[Techtalk] tcpdump and iptables

Hans Tegnerud hans_tegnerud at chello.se
Sun Jun 22 02:36:41 EST 2003


Subba Rao wrote:

> I am using iptables on my system.  It is very basic setup that denies all
> outside connections.  When an outside connection is attempted, the packet
is
> dropped and logged into the syslog.  When I run tcpdump on the same
interface,
> I do see a lot of ARP requests and bootps/bootpc (UDP) requests.  Why are
these
> attempts not logged into syslog?
>
> Is it because ARP requests are a lower level protocol?

It sounds as if these packets might be destined for other machines and I
believe tcpdump sets the network card into promiscuous mode by default (try
the '-p' switch to tcpdump) and that your iptables rules only log packets
destined for your machine.

> Another question is, when a legitimate packet is allowed and climbing the
> TCP/IP stack, who (iptables or tcpdump) gets to see the packet first?

I believe tcpdump does.
I found the snippet below in the LVS-HOWTO (linuxvirtualserver.org).

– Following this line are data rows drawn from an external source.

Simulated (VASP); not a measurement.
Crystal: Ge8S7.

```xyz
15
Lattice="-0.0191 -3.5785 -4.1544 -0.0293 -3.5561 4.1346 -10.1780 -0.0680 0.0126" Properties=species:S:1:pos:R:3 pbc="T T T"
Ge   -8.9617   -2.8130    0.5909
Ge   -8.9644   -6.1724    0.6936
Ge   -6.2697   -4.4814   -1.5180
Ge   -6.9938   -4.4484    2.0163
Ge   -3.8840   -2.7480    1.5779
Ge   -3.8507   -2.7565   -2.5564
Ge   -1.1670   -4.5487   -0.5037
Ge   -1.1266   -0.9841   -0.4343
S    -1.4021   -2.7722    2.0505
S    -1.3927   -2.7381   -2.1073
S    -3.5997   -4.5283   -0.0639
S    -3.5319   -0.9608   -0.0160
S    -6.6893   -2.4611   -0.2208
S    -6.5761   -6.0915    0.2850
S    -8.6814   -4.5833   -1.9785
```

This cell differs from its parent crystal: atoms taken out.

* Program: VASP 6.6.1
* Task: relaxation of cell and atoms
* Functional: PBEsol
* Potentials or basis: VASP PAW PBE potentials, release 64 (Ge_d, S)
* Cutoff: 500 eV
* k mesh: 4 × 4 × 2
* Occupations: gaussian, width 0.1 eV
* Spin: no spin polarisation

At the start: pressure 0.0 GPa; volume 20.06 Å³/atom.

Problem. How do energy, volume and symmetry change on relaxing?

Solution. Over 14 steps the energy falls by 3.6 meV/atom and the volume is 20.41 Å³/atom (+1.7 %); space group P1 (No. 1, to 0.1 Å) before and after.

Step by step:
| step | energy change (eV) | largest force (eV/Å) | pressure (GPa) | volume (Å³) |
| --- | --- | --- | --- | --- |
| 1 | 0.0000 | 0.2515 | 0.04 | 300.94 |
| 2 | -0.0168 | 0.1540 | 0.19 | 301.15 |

"tcpdump makes a copy of packets for its own use. tcpdump gets a copy of the
packets before netfilter (on the way in) and after netfilter (on the way
out). You should see all packets with tcpdump as if netfilter didn't exist.

Joseph Mack, 16 Mar 2001
I'm looking at packets after they've been accepted by TP and I'm using
(among other things) tcpdump.
Where in the netfilter chain does tcpdump look at incoming and outgoing
packets? When they are put on/received from the wire? After the INPUT,
before the OUTPUT chain...?

Julian
Before/after any netfilter chains. Such programs hook at packet level
before/after the IP stack just before/after the packet is received/must be
sent from/by the device. They work for other protocols. tcpdump is a packet
receiver just like the IP stack is in the network stack."

http://www.linuxvirtualserver.org/Joseph.Mack/HOWTO/LVS-HOWTO.filter_rules.html


Anyone, please enlighten me if I'm wrong.